Memorandum by the Association for Public
Service Excellence (PSR 26)
The Association for Public Service Excellence
(APSE) represents officers and elected members involved in the
management and provision of quality public services. APSE's mission
statement positions the organisation as "the agency, that
consults, develops, promotes and advises on best practice in the
delivery of local authority services". APSE is currently
working with almost 300 authorities within the United Kingdom.
In order to respond to your request the Association
consulted with its members in the form of a survey based upon
the issues raised in your consultation paper. This response is
based on the comments they supplied and is set out listing each
of the issues to be addressed. The intention behind the survey
was to obtain both quantitative and qualitative evidence.
The Association in preparing its response concentrated
specifically on questions 6 to 18 which relate to the concept
of a Public Service Ethos and the involvement of the Private Sector
as this issue is to be examined in the first part of the inquiry.
The questions are set out over the following pages. Question numbers
refer to those set out in the original issues and questions paper.
The Association welcomes the inquiry, as it
appears that the main intention is to go back to "first principles"
where the main issue is the modernisation and improvement of service
rather than an argument on the merits of public or private service
provision. APSE over the last two years has sought to highlight
the successes that can be achieved in local government when "Best
Value" is applied in its truest sense and improvements are
driven from within. We feel that while the public service ethos
remains strong it is very much the culture that has changed and
that it is now accompanied by a desire to improve service provision.
In its 2001 Best Value annual statement, Changing
Gear, the Audit Commission stated that there is "much
that we should celebrate in council performance with performance
improving across local government for most of the performance
indicators. There was evidence of good, even excellent, services
and many indications of likely future improvement. Councils are
more open about their performance and are more in touch with the
needs and wishes of service users".
APSE has seen this evidenced best by the establishment
and involvement of 186 authorities (at end November 2001) across
15 distinct service areas in our Performance Networks Benchmarking
service. This model involves authorities sharing comparator information
with each other, exploring best practice and seeking innovation
through process benchmarking. The data collected supports that
of the Audit Commission with trends indicating definite and real
improvement. Take up of the Association's other key activities
such as attendance at our Advisory Networking Groups, take up
of training courses or consultancy services also demonstrate this
The appreciation of the importance of the workforce
are also welcome, as it is essential for excellent service delivery
to have well motivated and committed employees.
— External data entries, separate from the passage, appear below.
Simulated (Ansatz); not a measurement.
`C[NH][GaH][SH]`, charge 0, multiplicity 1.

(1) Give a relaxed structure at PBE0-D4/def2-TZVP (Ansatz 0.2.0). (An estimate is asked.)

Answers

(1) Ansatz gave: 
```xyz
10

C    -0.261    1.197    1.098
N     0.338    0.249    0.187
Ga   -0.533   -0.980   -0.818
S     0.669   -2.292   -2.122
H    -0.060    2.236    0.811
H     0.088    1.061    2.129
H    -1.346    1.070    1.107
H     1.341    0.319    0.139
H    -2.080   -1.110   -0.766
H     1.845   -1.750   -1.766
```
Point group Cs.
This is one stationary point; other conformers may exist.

It is clear from our survey of our almost 5000
local government professionals covering a wide range of occupations
and services that there remains a belief in the core values of
6. Is the concept of a public service an anachronism?
In our survey just over 81 per cent answered
no to this question and believe the concept is not an anachronism.
It is easy to ridicule the concept of "public service"
as outdated in today's society. However, these views are not only
shared by those in local government but also by the general public,
who in survey after survey support the concept of public services.
(Guardian/ICM March 2001; MORI June 2001)
7. Is there a public service ethos, and how can
it be defined?
Almost 94 per cent of respondents intimated
that they believed there was still a public service ethos. The
simple definition is where the provision of the service is the
most important aspect. A large proportion of public service workers
gain immense satisfaction from the benefit they bring to society
and is a major factor in staying in public service employment.
This is a very complex question, which is difficult
to answer without going into considerable detail. The answers
to the following questions will attempt to give that detail.
8. How is the public service ethos different from
the private (or voluntary) sector ethos?
The major difference has to be the need for
any private sector provider ultimately to make a profit. The public
service ethos ensures that services are provided to meet universal
need rather than only where the private sector can make a profit.
This is because publicly provided services are about more than
service delivery and this has been recognised by the Government
in the Local Government Act 2000 with the power of Social, Economic,
and Environmental Well-Being (the so called ESEWeB power). This
power is about public providers leading, developing and stimulating
Therefore, it is more a culture that exists
within the public sector and this follows through in the targets
and outcomes that are set by management of these services.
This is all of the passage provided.